IMF backs subsidy plan for FY2026-27 while mandating tariff adjustments amid rising global energy pressures.
The International Monetary Fund has approved Pakistan’s plan to allocate Rs 830 billion in electricity subsidies for the fiscal year 2026-27, offering temporary relief to consumers while setting the stage for higher tariffs in early 2027.
Officials said nearly Rs 300 billion of the subsidy will offset losses from electricity theft and poor bill recovery, long-standing issues in Pakistan’s power sector. The remaining funds will cover tariff differentials, agricultural tube well support, legacy dues from former FATA regions, and partial repayment of circular debt.
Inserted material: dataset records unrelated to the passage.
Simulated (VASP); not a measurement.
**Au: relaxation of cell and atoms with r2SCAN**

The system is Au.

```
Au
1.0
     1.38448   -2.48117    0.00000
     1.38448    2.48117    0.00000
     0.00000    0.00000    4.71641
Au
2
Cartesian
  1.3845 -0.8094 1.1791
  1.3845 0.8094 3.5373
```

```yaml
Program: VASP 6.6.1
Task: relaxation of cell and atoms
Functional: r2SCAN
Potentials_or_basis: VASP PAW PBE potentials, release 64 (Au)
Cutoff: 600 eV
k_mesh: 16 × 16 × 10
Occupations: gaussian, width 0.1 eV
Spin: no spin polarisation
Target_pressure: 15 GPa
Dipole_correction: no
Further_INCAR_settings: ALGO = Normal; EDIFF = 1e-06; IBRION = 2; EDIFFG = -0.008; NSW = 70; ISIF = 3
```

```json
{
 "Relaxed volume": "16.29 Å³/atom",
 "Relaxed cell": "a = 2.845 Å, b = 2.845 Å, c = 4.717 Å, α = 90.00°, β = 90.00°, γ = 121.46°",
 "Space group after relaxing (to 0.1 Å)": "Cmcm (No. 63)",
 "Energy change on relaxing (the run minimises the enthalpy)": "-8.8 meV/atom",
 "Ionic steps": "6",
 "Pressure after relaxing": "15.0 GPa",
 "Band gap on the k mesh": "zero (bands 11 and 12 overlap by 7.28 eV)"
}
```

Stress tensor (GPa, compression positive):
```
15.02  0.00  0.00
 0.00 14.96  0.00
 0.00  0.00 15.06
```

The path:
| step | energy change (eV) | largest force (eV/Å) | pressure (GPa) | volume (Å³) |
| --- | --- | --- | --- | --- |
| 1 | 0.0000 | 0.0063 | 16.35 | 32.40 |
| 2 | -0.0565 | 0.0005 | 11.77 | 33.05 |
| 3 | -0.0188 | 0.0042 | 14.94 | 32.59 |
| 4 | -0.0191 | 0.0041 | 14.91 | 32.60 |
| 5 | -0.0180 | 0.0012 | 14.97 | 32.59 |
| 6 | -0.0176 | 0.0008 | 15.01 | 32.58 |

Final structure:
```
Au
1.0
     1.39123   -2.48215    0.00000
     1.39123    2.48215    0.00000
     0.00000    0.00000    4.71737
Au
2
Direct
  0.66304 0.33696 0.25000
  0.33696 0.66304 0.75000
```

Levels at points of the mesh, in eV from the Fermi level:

However, the IMF has made it clear that electricity prices must be adjusted in January 2027 under the annual tariff review mechanism. The adjustment will reflect global energy trends, including volatility in Middle Eastern markets.
Pakistan assured the IMF that future pricing reforms will ensure cost recovery while distributing the burden across consumer categories. Still, the approved subsidy is about 16 percent lower than Islamabad’s initial request, indicating tighter fiscal space.
Despite repeated tariff hikes in recent years, experts warn that circular debt remains a persistent challenge, raising doubts about whether the new measures will deliver lasting financial stability.
In a notable contrast, the IMF has refused to allow subsidies on petrol and diesel, even as international fuel prices rise, a move analysts say could increase inflationary pressure.
The government has also pledged to clear outstanding payments to independent power producers by June 2026 and resolve its dispute with K-Electric by December 2026.